Look at this quote taken from an announcement of Artificial Intelligence (AI) components on the market:
Although some so-called AI applications aren’t actually cognitive, there are technologies capable of achieving human- or superhuman-level intelligence on given tasks. (from an announcement in O'Reilly's publication "The New Artificial Intelligence market")
Are we supposed to swallow this? Do you do it? I mean, you are studying at an academic institution, so you may supposedly be scientifically- or artistically-minded. So, maybe, you ...
Here is another question: Do you believe that machines can learn? Before you answer, think about how it was when you learned how to ride a bicycle, or how to bind your shoe laces, or when you learned to speak. And how was it when you had to do calculations? How do you do 26 x 73, now, that you are grown up? Do you do it in your head?

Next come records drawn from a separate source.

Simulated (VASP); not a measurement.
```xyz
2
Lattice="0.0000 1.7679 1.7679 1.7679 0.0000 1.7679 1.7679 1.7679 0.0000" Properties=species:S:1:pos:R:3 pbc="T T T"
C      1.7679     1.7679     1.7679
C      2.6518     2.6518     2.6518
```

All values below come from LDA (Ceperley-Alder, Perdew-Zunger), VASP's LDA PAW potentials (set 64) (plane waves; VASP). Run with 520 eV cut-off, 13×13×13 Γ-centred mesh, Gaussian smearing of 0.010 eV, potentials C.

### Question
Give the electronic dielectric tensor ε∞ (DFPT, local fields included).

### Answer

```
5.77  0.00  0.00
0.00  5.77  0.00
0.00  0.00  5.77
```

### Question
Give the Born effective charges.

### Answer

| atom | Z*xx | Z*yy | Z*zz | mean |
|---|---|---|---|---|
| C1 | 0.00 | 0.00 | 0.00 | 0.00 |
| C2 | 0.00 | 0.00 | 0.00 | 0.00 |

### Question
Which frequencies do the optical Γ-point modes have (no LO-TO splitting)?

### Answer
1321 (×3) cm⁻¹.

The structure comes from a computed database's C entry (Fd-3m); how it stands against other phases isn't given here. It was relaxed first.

A study is claimed to have shown that under certain circumstances human beings may be willing to sacrifice other humans' lives in order to save a robot. It seems to be enough to have the robot look a bit like a human.
But you also read this kind of news: "Organizations looking to benefit from the artificial intelligence (AI) revolution should be cautious about putting all their eggs in one basket, a study from the University of Waterloo has found." (Science Daily, Jan. 17, 2019) There seem to be problems in measuring success when machines are supposed to learn. Does this come as a surprise to you?
The really big current hype is, of course, called CNN. Now, as you will know, these three letters do no longer stand for Cable News Network, they rather mean Convolutional Neural Network. You know what a network is. That's somehow trivial. You know the word "neural" from talks about the brain. Do you know anything about "convolu¬tions"? Maybe only vaguely. But you may, as many of your friends, currently be doing something with those CNNs. Should we try to get behind them, perhaps even try to understand what they are? I suggest, we should do this.
Therefore, I offer this course. It will be divided up into three parts:
• a short look into the early history of what then came to be called "Artificial Intelligence",
• the main part on neural networks, including a bit of mathematics because, without that, we cannot understand what they are,
• and an outlook on aspects of what is now considered to be, or at least is subsumed under, the name of "Artificial Intelligence": machine learning, big data, "4.0".
Our approach will be critical and skeptical, historical and systematic. We should not jump onto the band waggon of digitization, rather try to learn what it means to turn activities, that humans do intuitively and skillfully, into computable functions. A main goal of our efforts should be to keep our great human capability of mistrusting the great promises of advanced technology (or of the people behind that), and rather acknowledge the fact that our lives are finite. Human life always happens against the horizon of death. That's also the horizon of human intelligence which is always historically and culturally determined.